More than anything, this was an excellent opportunity to feel like a part of a community – and a community that certainly extends beyond the people that attended the unconference! There were so many people following along, tweeting along, and assisting along the way.

a few highlights:

🍨 ice cream outings
🎤 karaoke adventures
🍸 happy hours (complete with R-themed drinks)
💪 Karthik attempting to lick his elbow

analysis

Note: this is not particularly statistically rigorous, but it is VERY fun.

In an effort to stay on brand, I decided to do a small analysis of the tweets that came out of #runconf17. I designed a small study:

pulled all tweets (excluding retweets) using the hashtag #runconf17 between May 24th and May 30th
also pulled all tweets (excluding retweets) using the hashtag #rstats during the same time period

Question: Are twitter users who used the #runconf17 hashtag more likely to use emojis than those who only tweeted with the #rstats hashtag during the same time period?

I used the rtweet package to pull the tweets, dplyr and fuzzyjoin to wrangle the data a bit, and rms to analyze it.

library("rtweet")
library("dplyr")

Warning: package 'dplyr' was built under R version 4.2.3

library("fuzzyjoin")
library("rms")

runconf <- search_tweets(q = "#runconf17 AND since:2017-05-23 AND until:2017-05-31",
                         n = 1e4, 
                         include_rts = FALSE)

rstats <- search_tweets(q = "#rstats AND since:2017-05-23 AND until:2017-05-31",
                        n = 1e4,
                        include_rts = FALSE)

The emoji dictionary was discovered by the lovely Maëlle!

After pulling in the tweets, I categorized tweeters as either using the #runconf17 hashtag during the week or not. I then merged the tweets with an emoji dictionary, and grouped by tweeter. If the tweeter used an emoji at any point during the week, they were categorized as an emoji-user, if not, they were sad (jk, there is room for all here!).

## create variable for whether tweeted about runconf
runconf$runconf <- "yes"

rstats <- rstats %>%
  mutate(runconf = ifelse(screen_name %in% runconf$screen_name, "yes", "no"))

## load in the emoji dictionary
dico <- readr::read_csv2("https://raw.githubusercontent.com/today-is-a-good-day/emojis/master/emDict.csv")

ℹ Using "','" as decimal and "'.'" as grouping mark. Use `read_delim()` for more control.

Rows: 842 Columns: 4
── Column specification ────────────────────────────────────
Delimiter: ";"
chr (4): Description, Native, Bytes, R-encoding

ℹ Use `spec()` to retrieve the full column specification for this data.
ℹ Specify the column types or set `show_col_types = FALSE` to quiet this message.
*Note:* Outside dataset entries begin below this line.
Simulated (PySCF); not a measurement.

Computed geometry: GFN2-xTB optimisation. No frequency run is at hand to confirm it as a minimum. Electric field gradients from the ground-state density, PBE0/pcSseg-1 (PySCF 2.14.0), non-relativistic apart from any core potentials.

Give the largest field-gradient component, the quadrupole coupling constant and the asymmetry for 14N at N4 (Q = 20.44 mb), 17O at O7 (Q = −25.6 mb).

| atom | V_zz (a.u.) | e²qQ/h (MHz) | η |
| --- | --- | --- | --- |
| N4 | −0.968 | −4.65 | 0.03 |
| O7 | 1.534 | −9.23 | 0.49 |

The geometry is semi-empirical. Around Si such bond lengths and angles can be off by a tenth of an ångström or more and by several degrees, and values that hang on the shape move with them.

## combine datasets, keep only unique tweets
data <- bind_rows(runconf, rstats) %>%
  distinct(text, .keep_all = TRUE)

## summarize by user, did they tweet about runconf in the past week 
## & did they use an emoji in the past week?
used_emoji <- regex_left_join(data, dico, by = c(text = "Native")) %>%
  select(screen_name, 
         text,
         runconf,
         emoji = Native) %>%
  group_by(screen_name) %>%
  mutate(tot_emoji = sum(!is.na(emoji)),
         used_emoji = ifelse(tot_emoji > 0, "yes", "no"),
         tot_tweets = n_distinct(text)) %>%
  distinct(screen_name, .keep_all = TRUE)

results

We had 526 tweeters that just used the #rstats hashtag, and 107 that tweeted with the #runconf17 hashtag. ::: column-margin THESE ARE MY PEOPLE 🙌 ::: Among the #rstats tweeters, 5.9% used at least one emoji in their tweets, whereas among #runconf17 tweeters, 25.2% used emojis!

used_emoji %>%
  group_by(`tweeted #runconf` = runconf, `used emoji` = used_emoji) %>%
  tally() %>%
  mutate(`%` = 100*prop.table(n)) %>%
  knitr::kable(digits = 1)

tweeted #runconf	used emoji	n	%
no	no	495	94.1
no	yes	31	5.9
yes	no	80	74.8
yes	yes	27	25.2

Alright, that looks pretty promising, but let’s get some confidence intervals. It’s time to model it! 💃

## modeling time!
dd <- datadist(used_emoji)
options(datadist = "dd")

lrm(used_emoji~runconf, data = used_emoji) %>%
  summary() %>%
  html()

Effects Response: `used_emoji`
	Low	High	Δ	Effect	S.E.	Lower 0.95	Upper 0.95
runconf --- yes:no	1	2		1.684	0.2895	1.117	2.252
Odds Ratio	1	2		5.389		3.056	9.505

Tweeting the #runconf17 hashtag seems undeniably associated with a higher odds of emoji use (OR: 5.4, 95% CI: 3.1, 9.5).

most popular emojis

Now let’s checkout which emojis were most popular among #runconf17 tweeters. This time I’ll allow for retweets 👯

For this I used ggplot2, magick, and webshot

library("ggplot2")
library("webshot")
library("magick")

runconf_emojis <- search_tweets(q = "#runconf17 AND since:2017-05-23 AND until:2017-05-31",
                                n = 1e4)

emojis <- regex_left_join(runconf_emojis, dico, by = c(text = "Native")) %>%
  group_by(Native) %>%
  filter(!is.na(Native)) %>%
  summarise(n = n()) %>%
  arrange(desc(n)) %>%
  head(15) %>%
  mutate(num = 1:15)

This (like many things I do) was very much inspired by Maëlle’s post.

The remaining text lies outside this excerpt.